A sandbox for experimenting with emscripten.

Intro

To get up and running with emscripten, I built xmllint and put a web interface around it. The idea was to copy the functionality that is provided here. I'll go through the steps I needed to take to get it to run. For the most part I'll just be consolidating bits of information I found from various sites, but I'll also mention a few pitfalls that I ran into. Here are a couple of the pages I'll be referencing:

https://github.com/kripken/emscripten/wiki/Tutorial - Gets you up and running with emscripten http://mozakai.blogspot.com/2012/03/howto-port-cc-library-to-javascript.html - Goes over how to build libxml2 using emscripten https://github.com/kripken/emscripten/wiki/Tutorial#general-tips-and-next-steps - At the bottom of the emscripten tutorial, are several great docs for getting more complicated with emscripten.

Installing emscripten

I started by following emscripten's tutorial. Which lead me here as I'm working on OS X 10.8.3. To save you some time I'll go over what I did below. If you already have emscripten up and running, you can skip this section.

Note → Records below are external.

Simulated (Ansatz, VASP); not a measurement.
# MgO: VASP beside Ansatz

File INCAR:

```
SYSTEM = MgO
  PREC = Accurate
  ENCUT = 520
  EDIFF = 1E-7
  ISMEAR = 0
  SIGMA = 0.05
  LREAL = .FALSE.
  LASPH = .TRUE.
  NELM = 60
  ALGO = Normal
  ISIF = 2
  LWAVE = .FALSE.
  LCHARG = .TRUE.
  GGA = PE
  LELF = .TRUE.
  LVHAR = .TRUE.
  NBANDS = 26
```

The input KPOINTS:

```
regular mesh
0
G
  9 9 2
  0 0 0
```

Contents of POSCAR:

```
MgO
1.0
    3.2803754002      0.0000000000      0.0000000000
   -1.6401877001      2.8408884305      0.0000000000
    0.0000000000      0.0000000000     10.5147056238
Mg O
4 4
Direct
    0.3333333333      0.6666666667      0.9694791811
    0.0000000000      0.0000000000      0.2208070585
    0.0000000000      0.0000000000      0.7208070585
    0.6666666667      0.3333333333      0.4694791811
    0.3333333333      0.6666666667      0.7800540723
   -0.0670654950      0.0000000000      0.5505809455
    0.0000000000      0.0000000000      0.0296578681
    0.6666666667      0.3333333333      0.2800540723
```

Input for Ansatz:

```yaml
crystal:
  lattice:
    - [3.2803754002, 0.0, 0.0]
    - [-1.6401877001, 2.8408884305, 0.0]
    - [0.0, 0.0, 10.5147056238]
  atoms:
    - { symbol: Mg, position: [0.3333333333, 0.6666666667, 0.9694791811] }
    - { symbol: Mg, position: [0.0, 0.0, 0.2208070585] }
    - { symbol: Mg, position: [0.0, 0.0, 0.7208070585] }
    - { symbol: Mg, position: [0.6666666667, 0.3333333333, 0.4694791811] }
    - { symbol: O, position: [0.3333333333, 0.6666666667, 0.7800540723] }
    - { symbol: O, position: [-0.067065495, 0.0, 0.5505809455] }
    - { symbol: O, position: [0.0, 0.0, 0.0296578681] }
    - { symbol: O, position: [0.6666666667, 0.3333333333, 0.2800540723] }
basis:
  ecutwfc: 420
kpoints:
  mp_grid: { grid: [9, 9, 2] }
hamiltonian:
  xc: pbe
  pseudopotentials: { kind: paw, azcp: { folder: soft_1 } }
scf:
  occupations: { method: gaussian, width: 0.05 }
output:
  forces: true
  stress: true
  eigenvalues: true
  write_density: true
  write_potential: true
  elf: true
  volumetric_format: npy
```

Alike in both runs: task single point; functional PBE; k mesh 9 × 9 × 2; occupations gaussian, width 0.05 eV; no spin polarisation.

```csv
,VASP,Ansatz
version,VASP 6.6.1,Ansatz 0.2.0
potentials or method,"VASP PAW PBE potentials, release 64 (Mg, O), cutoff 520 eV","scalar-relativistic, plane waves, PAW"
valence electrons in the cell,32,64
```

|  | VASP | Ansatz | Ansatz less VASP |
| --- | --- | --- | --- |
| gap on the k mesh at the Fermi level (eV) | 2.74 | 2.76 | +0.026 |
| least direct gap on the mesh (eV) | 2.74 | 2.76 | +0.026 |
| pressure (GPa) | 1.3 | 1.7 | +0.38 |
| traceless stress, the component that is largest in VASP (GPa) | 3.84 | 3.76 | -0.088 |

As the gist above says to do, run these commands to install Homebrew and the emscripten dependencies:

# Install Homebrew
ruby -e "$(curl -fsSkL raw.github.com/mxcl/homebrew/go)"

# Some deps
brew install node spidermonkey closure-compiler yuicompressor
brew install llvm --with-clang

In addition to the ones listed, I also needed to install cmake:

brew install cmake

Homebrew installed LLVM 3.2, which is the version that emscripten needs. I have the latest Xcode command line tools installed, which includes LLVM version 4.2. Since emscripten needs LLVM 3.2, I changed my path so it would find the version Homebrew install first. This was necessary so I could manually run clang from the command-line to make sure it was working. In my .bashrc file I added:

export PATH=/usr/local/Cellar/llvm/3.2/bin:$PATH

The first time emscripten runs, it initializes a .emscripten file with various paths. It looks at the LLVM environment variable to determine where you install LLVM. So I also added this to my .bashrc file:

export LLVM="/usr/local/Cellar/llvm/3.2/bin"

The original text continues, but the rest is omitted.